Thank you very much for the clarification.

On Fri, Apr 8, 2016, 15:47 Nuria Ruiz <[email protected]> wrote:

> We can share the data with you informally, but the gist of it is the plot
> you linked to
>
> https://wikitech.wikimedia.org/wiki/Analytics/Unique_Devices/Last_access_solution#How_big_of_a_percentage_does_the_offset_represent_from_the_total.3F
>
> For uniques monthly data as of these February these are numbers for
> English Wikipedia, offsets vary quite a bit according to projects and by
> nature of calculation samller in mobile than desktop.
>
> Couple data points below:
>
>                                 underestimate  offset         offset
> percentage
> en.m.wikipedia.org 314989256 74130374  ~20%
> en.wikipedia.org 181066391 74848500  ~30%
>
>
>
>
>
>
> On Fri, Apr 8, 2016 at 2:37 PM, Denny Vrandečić <[email protected]>
> wrote:
>
>> Yes, how big that part is, that is what I would be curious about.
>>
>> On Fri, Apr 8, 2016 at 11:32 AM Nuria Ruiz <[email protected]> wrote:
>>
>>> >Basically, to capture only people who already have a Wikimedia-cookie,
>>> and count those.
>>> Ah, yes, now I get it.
>>>
>>> Yes. We have done these calculations and they under report by quite a
>>> bit cause you need two visits to wikipedia to have a cookie (cookie is set
>>> on your first visit, sent back on the 2nd visit) so as you said you will
>>> miss all 1-hit visits in a monthly period, for example. Whether this
>>> matters depends on user's browsing patterns, it turns out that 1-hit visits
>>> make up quite a significant part of our traffic.
>>>
>>>
>>>
>>>
>>> On Fri, Apr 8, 2016 at 11:22 AM, Denny Vrandečić <[email protected]>
>>> wrote:
>>>
>>>> +Wikimedia Analytics <[email protected]>
>>>>
>>>> Thanks for pointing me to the list, I should have written there in the
>>>> first place.
>>>>
>>>> Sorry, with "user agent" term, I didn't mean the actual user agent
>>>> string, but rather what you are trying to express with "unique device" -
>>>> i.e. the different browsers on a single mobile device. I should have just
>>>> stayed with your terminology to make it less confusing.
>>>>
>>>> Basically, to capture only people who already have a Wikimedia-cookie,
>>>> and count those. This would still underreport - as it would miss all that
>>>> only came once - but not by too much, I'd think. Right now I am more
>>>> worried about overreporting.
>>>>
>>>> I hope this is a bit clearer.
>>>>
>>>>
>>>>
>>>> On Fri, Apr 8, 2016 at 11:16 AM Nuria Ruiz <[email protected]> wrote:
>>>>
>>>>> Denny:
>>>>>
>>>>> Best list to ask these kinds of questions is analytics@ (cc-ed).
>>>>>
>>>>> >A minor question - could you also count the number of unique
>>>>> recurring user agents per month? I.e. the number of visits that return and
>>>>> have a still valid cookie (e.g. by >marking the cookie after the count).
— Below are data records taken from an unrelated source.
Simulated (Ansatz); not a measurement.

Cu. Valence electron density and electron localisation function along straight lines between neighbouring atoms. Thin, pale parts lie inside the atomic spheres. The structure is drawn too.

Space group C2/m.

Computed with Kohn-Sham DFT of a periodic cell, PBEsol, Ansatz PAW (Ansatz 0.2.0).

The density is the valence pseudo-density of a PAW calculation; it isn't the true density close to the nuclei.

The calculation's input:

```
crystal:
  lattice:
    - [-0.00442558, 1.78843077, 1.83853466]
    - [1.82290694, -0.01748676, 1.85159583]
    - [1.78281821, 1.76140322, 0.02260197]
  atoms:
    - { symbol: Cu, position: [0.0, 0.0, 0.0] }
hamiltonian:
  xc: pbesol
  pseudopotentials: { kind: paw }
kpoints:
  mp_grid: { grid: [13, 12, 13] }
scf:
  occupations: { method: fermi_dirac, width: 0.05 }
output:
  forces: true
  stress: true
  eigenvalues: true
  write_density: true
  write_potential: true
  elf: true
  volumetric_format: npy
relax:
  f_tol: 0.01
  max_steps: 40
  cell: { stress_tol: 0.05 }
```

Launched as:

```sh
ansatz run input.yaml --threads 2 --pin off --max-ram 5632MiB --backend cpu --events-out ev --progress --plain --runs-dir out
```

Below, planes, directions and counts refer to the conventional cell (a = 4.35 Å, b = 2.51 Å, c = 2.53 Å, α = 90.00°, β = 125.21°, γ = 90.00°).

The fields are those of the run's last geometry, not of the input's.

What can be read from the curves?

>>>>> mmm...Not sure what you mean by "recurring" as you can have thousands
>>>>> of people with the same user agent, right? Think "everyone in Seattle with
>>>>> an iPhone and the latest OS using Safari" . You can add other pieces of
>>>>> info like IP, but in mobile and due to NAT-ing [1] that can also mean a
>>>>> group of thousands of people. So it will always under-report heavily the
>>>>> number of unique devices if you use "recurring user agents" as base for
>>>>> your main calculation.
>>>>>
>>>>> Now, I might be missing something as your question is brief, maybe you
>>>>> can elaborate a bit more ?
>>>>>
>>>>>
>>>>> >I am worried that the current number, due to the freshness offset
>>>>>  might be overreporting
>>>>> Since the offset calculation takes IP into account when looking for
>>>>> freshness and it only keeps devices having 1 event without cookies and 0
>>>>> with cookies the calculation is likely to under-report in mobile, due to,
>>>>> again, NAT-ing and user agents being shared among many devices. We see 
>>>>> this
>>>>> on our data as smaller offset numbers in mobile projects than desktop
>>>>> projects. Now, this methodology might over report for a user that uses 
>>>>> many
>>>>> distinct IPS, same browser, does 1 request and clears cookies after every
>>>>> session, now this is a far less often a common of a scenario.
>>>>>
>>>>> Hopefully this makes sense.
>>>>>
>>>>>
>>>>> >Again, congratulations on the work! I am really happy to see the WMF
>>>>> not being dependent on a commercial traffic numbers provider anymore!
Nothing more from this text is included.